Game Review: Splinter cell: Black List – Xbox 360 (via Series X)

Title Tom Clancy’s Splinter cell: Black List
Platform: XBox 360 via Series X
Available on OS:360, Series X
Genre:Combat, stealth, military, action, shooter, third person
Date completed:May 2024
Notes:Uplay login never worked, legacy xbox live login very spotty (Live doesn’t serve a purpose anyway since multiplayer doesn’t exist).
Information on game

Summary review: A game with a lot in common with Deus Ex while still being unique enough. Many scenarios and change-ups in style, an a very typical mid-2000s plot.
Graphics: For a 360 game I actually thought it was pretty good. I played it on my 4k TV and it didn’t seem stretched or skewed or anything. I have idea if there was some kind of “AI upscaling” involved.
Music: I like music for what it is – it ramps up when needed and stays out of the way when it’s not. If you’ve ever seen the show 24 it’s about the same level.
Controls: I got used the control eventually. It’s a standard weapon wheel/alt hand throwable item seen in almost all third person shooter type games. It’s Unreal engine actually so if you’ve played Gears of War this will seem remarkably familiar.
Replayability: As you play through the campaign and side missions there’s these also-items like dead drops, special laptop and capture-the-guy. And it’s kind of fun going back through those missions to get those things you missed. So I’m going to say yes, very high replay appeal.
Total score: 90 / 100 – The plot is about what you might expect a movie or season of 24 to be from 2006 or so. You’ll either really dig that or not like that. If you like these kinds of stealth games and replaying levels over and over again this is about as good you’ll find.

Introduction

This is my first adventure into the world of Splinter cell. And I don’t play games for the 360 that often. But some how I bought this game digitally anyway.

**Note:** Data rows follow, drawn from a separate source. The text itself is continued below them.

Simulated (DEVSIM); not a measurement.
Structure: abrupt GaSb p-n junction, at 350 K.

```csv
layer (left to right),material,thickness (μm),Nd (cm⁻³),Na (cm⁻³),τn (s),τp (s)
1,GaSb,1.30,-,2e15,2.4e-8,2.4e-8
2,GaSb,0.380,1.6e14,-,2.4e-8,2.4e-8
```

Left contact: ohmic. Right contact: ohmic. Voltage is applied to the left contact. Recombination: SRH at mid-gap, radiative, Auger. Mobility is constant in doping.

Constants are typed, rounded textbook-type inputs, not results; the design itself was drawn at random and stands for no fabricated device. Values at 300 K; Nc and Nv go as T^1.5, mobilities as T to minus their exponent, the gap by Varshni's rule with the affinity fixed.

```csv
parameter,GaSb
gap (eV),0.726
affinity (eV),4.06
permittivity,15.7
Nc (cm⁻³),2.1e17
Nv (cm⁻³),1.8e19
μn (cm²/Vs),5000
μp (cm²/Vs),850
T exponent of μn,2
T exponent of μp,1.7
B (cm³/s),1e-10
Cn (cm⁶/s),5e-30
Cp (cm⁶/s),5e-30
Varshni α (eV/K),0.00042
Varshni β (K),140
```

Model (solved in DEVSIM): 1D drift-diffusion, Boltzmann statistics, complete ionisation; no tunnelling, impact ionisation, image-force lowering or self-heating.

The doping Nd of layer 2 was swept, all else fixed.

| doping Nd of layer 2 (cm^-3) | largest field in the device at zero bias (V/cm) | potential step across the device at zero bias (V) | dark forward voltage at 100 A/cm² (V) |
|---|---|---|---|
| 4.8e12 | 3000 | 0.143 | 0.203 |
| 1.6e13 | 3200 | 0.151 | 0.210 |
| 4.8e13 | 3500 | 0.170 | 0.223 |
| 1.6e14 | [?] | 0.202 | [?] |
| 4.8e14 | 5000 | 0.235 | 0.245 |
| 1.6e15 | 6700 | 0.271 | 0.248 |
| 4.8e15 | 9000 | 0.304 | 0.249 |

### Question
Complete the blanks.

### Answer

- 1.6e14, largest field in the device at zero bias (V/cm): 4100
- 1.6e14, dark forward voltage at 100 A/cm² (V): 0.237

I’m familiar with these stealth games, of course. I attempted to play thief, I’ve played but still not finished the first Deus Ex and did finish Deus Ex: HR (the penultimate of the genre if you ask me) and I published a review of Dishonored.

This game has almost all the same mechanics: avoid attracting attention of enemies, evade enemies, dump bodies into conveniently located dumpsters or out windows, kill or knockout enemies as the preference. I think the things that set this game apart from others in the genre include: the special night/thermal vision, hanging from pipes, taking hostages turning the enemy detection into something of puzzle game. Though those last two may not be that unique.

Call your daughter

As part of the plot, the main character is supposed to call his daughter after each campaign mission. I think it’s supposed to demonstrate how “back home” is reacting to events. Offer some exposition from the man-on-the-street. As far as I can tell there’s no direct result or benefit for doing so, though. Or I missed it.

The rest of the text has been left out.